Last summer I took on the responsibility of managing an intern. My supervisor retained the “official” management role, but let me do all the work so that I could gain management experience. At the same time, I mentored a younger friend working as an intern at another company, letting her share her struggles and triumphs as she navigated a large corporation for the first time. Here are some things I learned during these processes:
First, I learned to spend a lot of time with an intern. In the case of the intern who reported to me, this was no problem. We sat near each other and worked very closely on the same project full time. (I also led the project). However, my friend at the other company only saw her manager once a week, and that manager’s office was in a section of the building my friend was restricted from due to security policy. Therefore my friend felt unguided. Given that both interns expressed general insecurity to me, I concluded that being an intern is a fundamentally “insecure” mental state to be in. Therefore, interns need regular and direct support. Giving sufficient time to them is crucial to their success.
Second, I tried an experiment—gave my intern “enough rope to hang himself”—with the assumption that he would quickly adapt. Therefore I divided my management style during the internship period into three phases:
- At the beginning, I told him exactly what to do.
- In the middle of the internship period, we debated as equals what the next steps are on the path to project completion.
- During the last weeks of the internship, I simply instructed him to decide for himself what was best for the project and then do it.
This worked fabulously! Now maybe I got lucky because my intern was exceptional, but I learned to become comfortable with delegation to and trust of individuals who report to me. Furthermore, my intern gained experience in the kind of decision-making he would be responsible for in future projects.
Third, I learned to be very honest about both the good and bad of corporate America. This allowed me to sleep at night. My intern quickly saw the good—getting paid a good wage, exciting projects, good mentorship—but he also witnessed a round of layoffs. On the day of these layoffs I took him to lunch to discuss any questions and feelings he might have about them. But I did not try to hide him from that reality.
I also explained how group decision-making in corporate settings can be “two steps forward, one step back” often during the process of developing a product. My intern found this frustrating but I suggested, kindly, that he get used to it. With that I told him the story of Camus’ existential hero Sisyphus, who was condemned to push a rock up a mountain every day for eternity, only to have it fall back down the mountain at night, thereby rendering his work “meaningless” to a casual observer. Camus however explained that the “meaning” is in the process itself, not the outcome. I don’t know if this comforted my intern but I think it normalized and validated the frustration he was feeling. Here I learned that metaphors and storytelling are good mentoring tools.
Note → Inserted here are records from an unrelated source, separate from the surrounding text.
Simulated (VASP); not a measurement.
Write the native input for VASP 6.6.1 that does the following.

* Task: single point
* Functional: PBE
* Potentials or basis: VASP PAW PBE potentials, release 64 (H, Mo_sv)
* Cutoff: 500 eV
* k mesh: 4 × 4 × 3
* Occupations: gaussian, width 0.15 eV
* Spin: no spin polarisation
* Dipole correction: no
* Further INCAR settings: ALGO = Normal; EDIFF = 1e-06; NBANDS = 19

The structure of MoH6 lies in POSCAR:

Finally, I learned that it is unreasonable to ask an intern to take more risks on the job during the internship period. I tried this, because I highly value risk-taking, but my intern displayed much discomfort at the idea. So I backed off. What I did encourage was for him to develop this skill—and risk-taking is a skill—in later jobs as he becomes more established in his career.
I’m now a wiser person and a better leader because of these experiences.